Insights

Please Do Not Take This Advice

Advice is cheap…remember that the next time you’re given some.

As a start up founder, you have a responsibility to yourself, your co-founders and your fledgling company to seek out the best advice you can about how to grow and manage your venture.

I would advise you to not follow any of it.

Well, I would follow that particular piece of advice…I mean, if you don’t follow advice that says don’t follow advice…I guess you’d be following it. Right?  Let’s try this again.

If you’re a smart founder, you will seek out, and you will find, lots of good advice for how to grow and manage your venture.  Just be careful as to what advice you take.

You may have noticed that as you’ve started your tech company, you’re missing a few things. Capital? Probably don’t have enough of that, right? People? You’re certainly missing access to enough human capital.  Access to customers! Yeah, you’ll never get enough of that.  However, notwithstanding your lack of all these ingredients, the thing you’re going to need more of than anything else is entrepreneurial skill.  Entrepreneurial skill is that combination of brain smarts and gut smarts that allows you to assess the stuff you’ve got control over and the stuff you don’t.  Entrepreneurial skill is what you use to figure out the best ways to get what you don’t have, mix it with what you do have, and then arrange it all in ways that make your business grow.  Put that way, it sounds kind of complicated.  And it is.  It sounds like you’re gonna need some help.  The good news is that there are hundreds of books on founding companies.  Maybe you should read a few of those books, or apply to one of the dozens and dozens of fancy 12-week accelerators and get all the advice you need to sort this all out.

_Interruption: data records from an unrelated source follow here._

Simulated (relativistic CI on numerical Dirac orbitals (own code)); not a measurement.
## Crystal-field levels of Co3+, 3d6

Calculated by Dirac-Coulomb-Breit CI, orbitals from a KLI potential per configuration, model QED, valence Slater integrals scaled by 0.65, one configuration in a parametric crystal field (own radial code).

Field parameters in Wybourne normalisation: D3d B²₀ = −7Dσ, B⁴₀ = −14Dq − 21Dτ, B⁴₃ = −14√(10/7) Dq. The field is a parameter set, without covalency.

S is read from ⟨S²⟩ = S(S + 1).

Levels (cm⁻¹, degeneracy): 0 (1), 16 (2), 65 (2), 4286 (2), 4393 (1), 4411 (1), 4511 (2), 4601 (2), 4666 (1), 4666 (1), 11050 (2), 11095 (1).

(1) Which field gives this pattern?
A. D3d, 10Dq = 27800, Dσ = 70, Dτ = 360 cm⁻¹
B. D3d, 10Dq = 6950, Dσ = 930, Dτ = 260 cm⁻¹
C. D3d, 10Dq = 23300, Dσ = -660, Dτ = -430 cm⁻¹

Sounds logical, but my experience tells me it is more complicated than that.  I’ve actually had clients come and tell me how excited they were after a meeting with a potential supplier or vendor who is well-known in their industry. The important thing to remember is that without the context of knowing some details about your business,  advice from these strangers might be interesting…but should not be taken seriously!  You should consider listening to advice from advisors if ALL of the the following elements are present:

1) The advisor has a track record of success.  The advisor does not need to have launched, grown and exited a business to be a good advisor, although that history certainly helps.  The advisor may only be a successful investor or successful corporate executive or attorney/accountant.  Or incubator manager!  What matters is a depth of experience and track record of helping companies launch.

2) The advisor needs to know your business.  Getting a question answered on Quora by Steve Blank or David Rose does not necessarily make it good advice. It might be good advice, but it might also simply be 80% advice…that is advice that is probably good in 80% of the situations…and the chances of your business being in that 80% is only…what? Like 80%? Not 100%.  No matter how experienced the advisor, it is difficult to provide good specific advice if the advisor is not familiar with things like your balance sheet, your sales pipeline composition, the capabilities of your team (i.e., both your dedicated team and those team members you think are dedicated but may actually not be), etc., etc. etc.  I don’t believe any advice from a single one-hour meeting should be taken all that seriously…especially if the meeting came about from you asking something from the advisor…like advice from a VC with whom you’ve had your first meeting.  I can’t tell you how many clients have come back from that first meeting with a VC and tell me “They told me I’m not raising enough money”.  For the record, this is probably true…you probably aren’t raising enough money, but that has little to do with how much money you SHOULD raise!

3)  The advisor begins making his or her network open to you.  In my experience, when someone who fits #1 above, and begins establishing a relationship with you along the lines of #2 above, and THEN makes an earnest introduction to someone else in their network, that advisor is making a longer term commitment in you and your venture.  This is a sign that this advisor is not just thinking about the 80% advice, but is really thinking about your business and how this advice lays into it.

Good advice comes from good advisors who have at least an intellectual commitment to your business.  The smart entrepreneur knows how to sift through good advice, bad advice, well-intentioned advice and contextually relevant advice.  An entrepreneurial skill that can’t really be taught is how to mix all those together and pull out the threads of relevant actions for you to take.  After all the advice…actions are all up to you!